This week, Ira Sternberg spoke with Steve Binder.
Steve Binder, producer-director of the 1968 Elvis Presley Comeback Special, has written, along with Mary Beth Leidman, “Fade Up: 26 The Movers and Shakers of Variety Television,” a history of variety television as told by the voices of the men and women who were and are responsible for bringing these shows and stars into our homes for the past 65 years.
His work as an Emmy and ACE award winning director, producer, writer, educator and speaker, Golden Globes nominee and recipient of the 2008 Caucus award for directing, are just a few of Binder’s list of accomplishments.
Born and raised in Los Angeles, Binder attended USC as a pre-med student, served in the US Army as an announcer for the American Forces Network (AFN) in Austria & Germany and was recently inducted into the “Legends of AFN” at a military honor guard ceremony in Lake Tahoe, California.
Beginning his professional entertainment career at KABC in Los Angeles at the age of 22, he landed his first job working in the mailroom. Less than a few months later, Binder became a full-time director for KABC directing the popular pie throwing “Soupy Sales Show” airing five days a week on the local KABC station and primetime on the ABC Network on Monday nights.
As television’s youngest network director, Binder chose to go free-lance and spent the next two years directing for Steve Allen. His first job was to direct twenty-six half hours of “Jazz Scene, U.S.A.,” hosted by Oscar Brown Jr. and distributed worldwide by Desilu Studios. Allen financed the production and served as the series executive producer. The series featured half hour mini-specials with 26 jazz giants including Stan Kenton, Shorty Rogers, Cannonball Adderley, The Jazz Messengers and Lou Rawls.
Before the series was completed, Binder doubled his duties by directing the popular late night syndicated show for Westinghouse Broadcasting, “THE Steve Allen Show” across the street from the Hollywood landmark, The Hollywood Ranch Market on La Mirada and Vine Street. It aired for 90 minutes, five nights a week for over two years. This prompted television critic, Cecil Smith, of the L.A. TIMES to devote his entire column about the young Binder, and the doors to a long career in Hollywood opened up.
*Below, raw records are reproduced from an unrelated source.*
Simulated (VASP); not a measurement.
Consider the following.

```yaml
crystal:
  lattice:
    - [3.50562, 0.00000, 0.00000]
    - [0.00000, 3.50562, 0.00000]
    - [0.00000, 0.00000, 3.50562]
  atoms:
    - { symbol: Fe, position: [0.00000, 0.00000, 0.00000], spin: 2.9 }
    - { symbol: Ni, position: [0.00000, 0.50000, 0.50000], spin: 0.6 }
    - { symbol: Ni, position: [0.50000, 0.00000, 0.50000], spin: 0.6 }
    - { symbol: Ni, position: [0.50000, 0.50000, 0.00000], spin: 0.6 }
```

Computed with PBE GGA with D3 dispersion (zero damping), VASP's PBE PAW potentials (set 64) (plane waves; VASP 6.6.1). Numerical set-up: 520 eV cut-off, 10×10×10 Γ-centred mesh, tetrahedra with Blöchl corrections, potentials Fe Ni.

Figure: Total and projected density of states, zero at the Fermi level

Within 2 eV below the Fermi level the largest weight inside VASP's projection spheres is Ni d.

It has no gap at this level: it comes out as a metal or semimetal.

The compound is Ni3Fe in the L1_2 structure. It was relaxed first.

While directing the Allen show, Steve directed his first feature film, “THE T.A.M.I. SHOW” (Teen-Age Awards Music International) hosted by Jan & Dean and starring James Brown and the Flames, The Rolling Stones, Diana Ross and the Supremes, Smokey Robinson and the Miracles, Marvin Gaye, Chuck Berry, The Beach Boys, Lesley Gore, Chuck Berry, Gerry and the Pacemakers and the Barbarians. “Arguably, the T.A.M.I. SHOW is the greatest of all Rock films” … LA Times Magazine.
The list of Binder’s accomplishments as executive producer/producer/director/writer include: “Hullabaloo,” “The Danny Kaye Show,” “The Big Show,” “Don Kirshner’s Rock Concert,” “Smokey Robinson’s Motown Revue,” four “Prime-Time Emmy Awards,” “Pee-Wee’s Playhouse,” Hallmark’s “Zoobilee Zoo,” multiple “Soul Train Music Awards,” “Desk Awards,” “Gilligan’s Island,” “It’s About Time,” “Shields & Yarnell,” “The Mac Davis Show,” (series and specials), “Norman Corwin Theater,” “Divas 2000,” “Super Bowl XXX” with Diana Ross and another feature film, James Whitmore’s brilliant Academy Award nominated performance in “Give ’em Hell, Harry!”